Registry software. If Zig wants a central registry, someone has to build and run it. Crates.io, RubyGems.org, PyPI all required significant engineering effort. The unofficial indexes exist but aren't authoritative.

PURL and VERS types. The Package URL spec and version range spec are standards, but they're essentially maps of existing ecosystems rather than higher-order abstractions. Each new package manager has to propose a type, document its semantics, and get the PR merged. Zig has an open proposal that's been pending since 2023. Without a PURL type, Zig packages can't be referenced in SBOMs, advisory databases, or cross-ecosystem tooling in a standardized way.

What vendors need to care about

Other integrations require buy-in from companies who may not care about Zig yet. Market share matters here. If you're a SaaS vendor prioritizing what to support next, Zig is competing against languages with larger user bases. Even if the Zig community does everything right, they're still waiting on Dependabot, Renovate, and Snyk to care.

Dependency update tools. Dependabot supports a fixed set of ecosystems. Adding a new one requires GitHub engineering time. Renovate is more extensible but still needs a manager plugin. Neither supports Zig today. There's a Dependabot issue and a Renovate discussion, both from 2023, both stalled.

Vulnerability databases. The GitHub Advisory Database and OSV need advisories filed against Zig packages using Zig's identifier scheme. That requires agreeing on how to identify Zig packages (PURL has a zig type proposal but it's not merged).

SCA tools. Snyk, Socket, Sonatype, and others would need to add Zig support. Each vendor makes independent decisions about what's worth supporting.

Enterprise artifact repositories. JFrog Artifactory and Sonatype Nexus support proxying and hosting packages for many ecosystems. Zig isn't on the list.

Metadata platforms. deps.dev, Libraries.io, and ecosyste.ms aggregate package data across ecosystems. Each needs to understand Zig's package format and index Zig packages from wherever they're published.

Forge integrations. GitHub's dependency graph, GitLab's dependency scanning, and Gitea's security features all need to parse Zig manifests to show Zig dependencies in their UIs.

What else needs updating

SBOM formats. CycloneDX and SPDX have ecosystem-specific guidance. Zig needs representation in both.

Trusted publishing. PyPI's Trusted Publishers and npm's provenance rely on Sigstore and registry-specific OIDC flows. If Zig gets a central registry, it needs this infrastructure too.

How this usually goes

The typical path looks like this:

1. Package manager ships with the language
2. Early adopters manage dependencies manually
3. Community builds minimal tooling (a parser here, an index there)
4. Language gains traction, vendors start noticing
5. Major tools add support one by one, in no particular order
6. Eventually, enough coverage exists that the ecosystem feels complete

This process takes years. Go modules shipped in 2018 and still lacks full tooling parity with older ecosystems. Rust has been around since 2015 and Cargo is well-supported now, but that's a decade of incremental integration.

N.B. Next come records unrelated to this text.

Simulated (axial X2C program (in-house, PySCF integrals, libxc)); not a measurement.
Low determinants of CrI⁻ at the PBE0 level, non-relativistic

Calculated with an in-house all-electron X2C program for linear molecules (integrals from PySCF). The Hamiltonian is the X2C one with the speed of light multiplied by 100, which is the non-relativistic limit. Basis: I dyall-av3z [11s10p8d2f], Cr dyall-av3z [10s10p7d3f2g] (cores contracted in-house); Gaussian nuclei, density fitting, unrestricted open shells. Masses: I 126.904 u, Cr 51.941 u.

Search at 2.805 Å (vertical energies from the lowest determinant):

Somewhere along the way, package manager designers realize that some of their early decisions make integration harder. Maybe they didn't assign unique identifiers to packages. Maybe their version scheme doesn't map cleanly to PURL. Maybe they fetch dependencies from URLs instead of a registry, which breaks assumptions baked into every SBOM tool. By then, users depend on the current behavior. Changing a package manager after launch is like changing the hull of a submarine while it's searching for the Titanic.

Each new package manager goes through the same loop. Each tool vendor reimplements the same patterns: parse a manifest, extract dependencies, check against advisories. The work is duplicated dozens of times across the ecosystem, with each implementation making slightly different decisions about edge cases.

Beyond the engineering, there's human coordination. Shepherding PRs through repos maintained by volunteers with different priorities. Getting PURL proposals reviewed by a committee that meets sporadically. Convincing SCA vendors to prioritize your ecosystem over the next one in line. Zig's PURL proposal has been open since 2023. That's not a technical problem. It's part of why package management is a wicked problem: too many stakeholders, no single authority, solutions that create new problems.

What would make this easier

Package management is in its pre-LSP era. Before the Language Server Protocol, every IDE had to implement support for every language: M editors × N languages = M×N integrations. LSP changed that to M+N. Each editor implements the protocol once, each language implements a server once, and they all work together.

Package management has the same M×N problem. Every tool (Dependabot, Snyk, Syft, deps.dev) implements support for every ecosystem (npm, PyPI, Cargo, Go) separately. Each integration is custom. When Zig arrives, it goes to the back of every queue.

Every codebase is a dependency graph. The syntax varies, the resolution algorithms differ, the registries have different APIs, but the structure is the same: nodes are packages, edges are version constraints, and the goal is a consistent set of concrete versions. Zig's graph looks like Cargo's graph looks like npm's graph, once you strip away the surface differences.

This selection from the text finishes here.